New Saturn asm "add loop" benchmark for the HP48G

[Jonathan Busby]

--------------------------------------------------------------------------------
WARNING : The first attachment, addloop-0.01b.zip, has a bugged ISR
in addloop and corrupts system time. These problems have been
corrected in version 0.02a . If you run 0.01b, it won't crash your calc ( at
least I don't think ), but it *can* generate bogus results.
--------------------------------------------------------------------------------

Please reference this thread for a list of other implementations.

I just recently wrote a new implementation of pier4r's "add loop" benchmark for the HP48G series.

The code overrides the interrupt system, sets TIMER2 for a 60-second countdown, and then executes :

( The following further optimized add loop was provided by Werner )

Code:

        P=      5
        C=0     W
l1      C=C+1   A
        GONC    l1
        C=C+1   P
        GONC    l1

The count I get is :

4383185

Not as much of a speedup as I had thought previous to coding this benchmark.

Note that the code, just due to my laziness, *cannot* be run on an HP48GX with a merged RAM card -- this limitation can be fixed with a =MOVEDOWN to ADISP. Also, and this is very important :

**Due to the nature of how the code reconfigures IRAM, this code is only known to work on HP48G/GX/G+ version R ROM models**

Have fun!

Jonathan

EDIT #1 : Corrected funky grammar-typo...

EDIT #2 : I just noticed, that due to a minor mistake in the omission of a "P= 7" instruction, my code corrupts the system time. I'll upload a fixed version tomorrow...

EDIT #3 : Version 0.02a hopefully corrects the aforementioned "P= 7" mistake and the bug(s) in the ISR... Credit goes to Werner for the improved inner add loop...

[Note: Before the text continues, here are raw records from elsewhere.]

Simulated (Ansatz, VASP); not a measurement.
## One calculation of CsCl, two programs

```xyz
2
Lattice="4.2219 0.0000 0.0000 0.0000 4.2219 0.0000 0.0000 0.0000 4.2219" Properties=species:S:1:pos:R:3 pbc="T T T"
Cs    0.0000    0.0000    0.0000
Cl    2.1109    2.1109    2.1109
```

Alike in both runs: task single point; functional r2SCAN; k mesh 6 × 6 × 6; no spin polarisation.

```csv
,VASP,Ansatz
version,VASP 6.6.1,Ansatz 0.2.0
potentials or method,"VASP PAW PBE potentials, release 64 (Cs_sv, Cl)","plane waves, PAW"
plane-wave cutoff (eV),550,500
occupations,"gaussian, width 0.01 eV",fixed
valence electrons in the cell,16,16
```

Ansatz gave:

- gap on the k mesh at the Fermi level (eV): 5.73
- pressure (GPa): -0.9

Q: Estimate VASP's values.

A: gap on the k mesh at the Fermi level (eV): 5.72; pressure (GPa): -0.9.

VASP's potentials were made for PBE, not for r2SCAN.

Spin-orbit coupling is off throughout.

EDIT #4 : Added latest version as attachment with none, 4x and 8x inner add loop unrolling...

[Xorand]

I realize this isn't the Prime forum, but I was curious what a Prime G2 could do with just a straight PPL program:

EXPORT ADDD()
BEGIN
A:=0;
WHILE 1 DO
A:=A+1;
END;
END;

Result was 4,979,849

[rprosperi]

(10-26-2023 06:11 PM)Xorand Wrote:  I realize this isn't the Prime forum, but I was curious what a Prime G2 could do with just a straight PPL program:

EXPORT ADDD()
BEGIN
A:=0;
WHILE 1 DO
A:=A+1;
END;
END;

Result was 4,979,849

Sorry, close by no cigar. The Prime has ADHD, not ADDD.

[Valentin Albillo]

(10-26-2023 06:11 PM)Xorand Wrote:  [...] I was curious what a Prime G2 could do with just a straight PPL program:[...] Result was 4,979,849

Speaking of curiosity, running the equivalent program written in plain old RPN on an old Free42 version running on a 12-year-old iPad 2 gives 5,235,602.

V.

[Gjermund Skailand]

Update
DM42 -USB connected screen turned off

01 LBL "xxx"
02 "RefLCD"
03 ASTO ST L
04 RCL IND ST L
05 STO 00
06 0 STO IND ST L
07 1E7
08 ENTER
09 LBL 00
10 DSE ST X
11 GTO 00
12 ASTO ST L
13 RCL 00
14 STO IND ST L
15 END

Manual timing and stop
screen off: 373166 ( screen on, 357200)
PS to reset the screen refresh , manual goto line 12 and continue, see manual for other options for screen update
br Gjermund

[Werner]

(10-26-2023 05:24 PM)Jonathan Busby Wrote:  

Code:

        P=      0
        C=0     W
l1      C=C+1   WP
        GONC    l1
        P=P+1
        C=C+1   P
        GONC    l1

Wouldn't using the A-field be faster?

Code:

  P=5
  C=0 W
- C=C+1 A
  GONC -
  C=C+1 P
  GONC -
  P=P+1
  GONC -

Cheers, Werner

[J-F Garnier]

(10-27-2023 07:26 AM)Werner Wrote:  

(10-26-2023 05:24 PM)Jonathan Busby Wrote:  

Code:

        P=      0
        C=0     W
l1      C=C+1   WP
        GONC    l1
        P=P+1
        C=C+1   P
        GONC    l1

Wouldn't using the A-field be faster?

Code:

  P=5
  C=0 W
- C=C+1 A
  GONC -
  C=C+1 P
  GONC -
  P=P+1
  GONC -

Cheers, Werner

I'm not sure this code will work correctly, after you incremented P to 7.
My solution would be something like this:

Code:

        C=0     W
l1      C=C+1   B
        GONC    l1
        C=C+1   XS
        GONC    l1
        C=C+1   M
        GONC    l1

that spends most time incrementing the B-field. Not tested though.

J-F

[Werner]

(10-27-2023 08:19 AM)J-F Garnier Wrote:  I'm not sure this code will work correctly, after you incremented P to 7.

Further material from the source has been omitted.